Oil prices have rebounded sharply from the lows and have steadied out in the low-$40s. Natural gas prices have been under pressure, but are now beginning to gain some upside momentum.
The problem that these companies face is obvious. We were already in a state of adequate supply when it came to oil. However, lower economic activity — including flights, cruises, commuting and commerce — is resulting in lower demand for oil.
Producers are responding in a manner to soften the blow of lower demand — by lowering production — but with so much supply left to tap on a whim, it will likely be difficult for a sustainable rally to occur in the oil market.
However, thanks to its size, Exxon Mobil is going to survive the difficulties in the energy market right now. Analysts expect a loss of 18 cents per share this year, before a rebound to $1.54 per share in profit in 2021. The company was also able to maintain its dividend payout.
The current yield sits at 8% and while somewhat concerning, the company keeps on paying. It may lose its standing as a dividend aristocrat if it fails to raise that payout this year, but simply maintaining it is a feat in itself.
Last quarter, Exxon missed revenue estimates by more than $5.5 billion when it reported $32.6 billion in sales. However, management continues to cut costs and is on the right path, despite the painful environment it’s in right now.
Trading XOM Stock
Risk-reward is a common investment and trading principle. Put simply, investors want an attractive risk-reward setup before deploying their hard-earned dollars in a specific security or asset.
When I look at the chart of Exxon Mobil stock, I see that $40 has been solid support. Even though shares have clearly been struggling to gain upside momentum — as evidenced by the fact that it’s below all of its major moving averages — support has been intact for months now.
A break below $40 changes things a bit, first putting the 23.6% retracement in play near $38. Below that and more selling pressure can ensue. However, with this in mind, investors can buy Exxon Mobil stock with a low-risk profile, knowing they can stop out on a close below $40 if they so desire.
On the upside, bulls will be looking for the stock to reclaim the 20-day and 50-day moving averages. Above puts the August high in play at $45.52. Above opens the door toward $50 and the 200-day moving average.

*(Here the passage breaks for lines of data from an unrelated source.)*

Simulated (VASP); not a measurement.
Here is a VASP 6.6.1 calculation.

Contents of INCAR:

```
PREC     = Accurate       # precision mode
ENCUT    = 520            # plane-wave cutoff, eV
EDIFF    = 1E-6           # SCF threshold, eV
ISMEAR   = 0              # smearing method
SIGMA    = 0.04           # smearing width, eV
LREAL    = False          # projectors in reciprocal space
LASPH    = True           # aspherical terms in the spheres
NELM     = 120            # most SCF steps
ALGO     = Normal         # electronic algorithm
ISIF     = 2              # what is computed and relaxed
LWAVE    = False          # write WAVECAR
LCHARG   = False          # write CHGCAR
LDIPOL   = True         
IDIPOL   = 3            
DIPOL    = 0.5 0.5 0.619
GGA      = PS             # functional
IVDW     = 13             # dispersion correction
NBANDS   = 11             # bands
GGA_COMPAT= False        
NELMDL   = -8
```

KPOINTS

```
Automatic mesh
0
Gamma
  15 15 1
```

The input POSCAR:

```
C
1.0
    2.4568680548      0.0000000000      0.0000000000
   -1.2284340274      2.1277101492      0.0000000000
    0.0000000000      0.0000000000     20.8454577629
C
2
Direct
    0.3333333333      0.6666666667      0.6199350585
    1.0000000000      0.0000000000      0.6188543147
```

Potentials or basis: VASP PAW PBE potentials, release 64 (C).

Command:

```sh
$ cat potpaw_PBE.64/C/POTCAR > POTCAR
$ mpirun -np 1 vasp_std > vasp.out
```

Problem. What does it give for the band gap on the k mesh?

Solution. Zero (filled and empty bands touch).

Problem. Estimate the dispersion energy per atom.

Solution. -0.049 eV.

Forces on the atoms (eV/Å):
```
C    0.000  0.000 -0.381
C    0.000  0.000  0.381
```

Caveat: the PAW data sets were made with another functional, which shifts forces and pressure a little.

Investors who do not like the single-stock risk of Exxon Mobil, can go with something like the Energy Select Sector SPDR ETF (NYSEARCA:XLE) or add other large-cap names like Chevron (NYSE:CVX) to the mix.
At the end of the day, the sector does not have the same bullish fundamentals driving it higher. To be clear, it is not a short-term bet on the upside. However, if oil demand picks up, these names could go on a run.